Request Tracing with AWS XRay
Introduction:
AWS X-Ray is an AWS managed service that provides the functionality to debug and analyze distributed applications.
Read the AWS documentation for more information!
X-Ray provides an end-to-end request view - it will show you the full trace for an API invocation, including any other components/services it invokes.
The tool is used for identifying the root cause to an issue, discovering performance bottlenecks and seeing real-time data regarding high latency requests.
AWS X-Ray collects logs and makes use of a Service Map to visualize the dependencies and calls to other services made in an API request.
X-Ray can be used to identify API requests that are currently not monitored by Canaries by comparing the user requests and those made by Canaries. This is useful to identify if any of the implemented API endpoints are currently not monitored for availability.
Video Tutorial:
Watch our overview on XRay below:
Types of XRay Maps:
-
** Service Maps ** - End-to-end visual representation for all dependencies of an application that serves requests;
-
** Trace Maps ** - Individual end-to-end visual representation for a single request;
Benefits of AWS X-Ray:
-
Provides a way to collect logs and metrics, for all services an API integrates with, including databases or other APIs;
-
Visualizes the collected data for easy analysis of the data to help identify bottlenecks, error root causes and performance issues;
-
Aids the debugging process when an issue occurs, as it gives a developer a way to quickly pinpoint underlying services causing the issue;
-
For example, if an API ‘A’ makes a call to another API ‘B’, X-Ray service map will help quickly identify which API is causing the issue so the developer can focus their efforts there;
-
If API ‘B’ is the cause, X-Ray also provides trace maps, to show the end-to-end request for API ‘B’, providing insights into its dependencies to further narrow down the cause;
-
In comparison, if a developer did not have access to X-Ray, they will have to:
- Look through application logs;
- Identify the line of code causing the error;
- See which dependency this error is related to;
- Identify logs related to the dependency and go through the process of identifying root cause or possible further dependencies that need to be considered;
-
In summary, the process will take longer as developers will have to go through multiple steps and logs in order to narrow down the cause, which results in more development time spent on debugging, instead of resolving the issue;
-
How to enable and use X-Ray in our APIs:
Serverless can be used to automatically enable X-Ray on our APIs.

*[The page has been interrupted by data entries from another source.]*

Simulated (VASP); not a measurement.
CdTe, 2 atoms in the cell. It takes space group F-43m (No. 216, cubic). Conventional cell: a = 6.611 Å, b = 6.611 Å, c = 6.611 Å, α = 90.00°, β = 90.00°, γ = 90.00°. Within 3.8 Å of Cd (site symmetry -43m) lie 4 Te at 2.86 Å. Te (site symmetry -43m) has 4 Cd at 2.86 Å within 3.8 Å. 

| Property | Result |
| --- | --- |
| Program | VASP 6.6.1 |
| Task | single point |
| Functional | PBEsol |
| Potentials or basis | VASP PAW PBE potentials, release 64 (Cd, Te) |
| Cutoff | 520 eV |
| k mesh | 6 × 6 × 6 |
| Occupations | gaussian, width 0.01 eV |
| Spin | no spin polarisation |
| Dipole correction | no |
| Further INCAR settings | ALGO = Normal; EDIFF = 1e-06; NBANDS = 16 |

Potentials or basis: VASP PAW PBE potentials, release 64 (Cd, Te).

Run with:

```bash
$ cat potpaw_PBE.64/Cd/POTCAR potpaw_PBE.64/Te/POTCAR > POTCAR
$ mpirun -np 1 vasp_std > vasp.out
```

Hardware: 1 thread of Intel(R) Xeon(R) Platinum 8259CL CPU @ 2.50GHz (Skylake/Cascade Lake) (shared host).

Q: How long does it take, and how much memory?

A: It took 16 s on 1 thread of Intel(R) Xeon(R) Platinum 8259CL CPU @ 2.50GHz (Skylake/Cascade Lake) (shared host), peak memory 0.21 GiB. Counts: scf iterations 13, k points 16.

This will enable it within Lambda and grant it the necessary IAM permissions.
X-Ray needs additional C# configuration to capture metadata and trace downstream calls Enable C# tracing when using AWS Lambda
Instrumenting C# code in AWS Lambda
X-Ray with Postgres:
X-Ray can be enabled for Postgres to trace down to the database query level.
** How to enable X-Ray for a postgres database **
X-Ray with API Gateway:
X-Ray can also be enabled for API Gateway to provide tracing for calls starting at API Gateway.
For all of our APIs, we use API Gateway to expose them for consumption.
X-Ray will provide a trace of requests from the moment an API is invoked at API Gateway level to all services the requests travel to.
We use a custom Lambda authorizer, so enabling X-Ray at API Gateway will provide an easy way to identify if an issue has occurred at API level or during the authorization step.
The logging and tracing can be customized to only sample requests containing a certain header value and similar.
How to enable X-Ray for API Gateway
X-Ray cost:
The first 100,000 traces recorded each month are free. The first 1,000,000 traces retrieved or scanned each month are free.
Beyond free tier:
Traces recorded cost $5.00 per 1 million traces recorded ($0.000005 per trace). Traces retrieved cost $0.50 per 1 million traces retrieved ($0.0000005 per trace). Traces scanned cost $0.50 per 1 million traces scanned ($0.0000005 per trace).
Define Metrics for Alerts:
What metrics can be used to trigger alerts, eg, how many exceptions within a defined period. A one size fit for metrics may not be suitable for all applications.
** Front end logging: **
How can we ship front end logs back to a central logging repository?
https://docs.aws.amazon.com/xray/latest/devguide/xray-sdk-nodejs-configuration.html
** Dashboard: **
Service Lens can be used for a consolidated view of insights.
We want to be able to be proactive in responding to alerts/issues.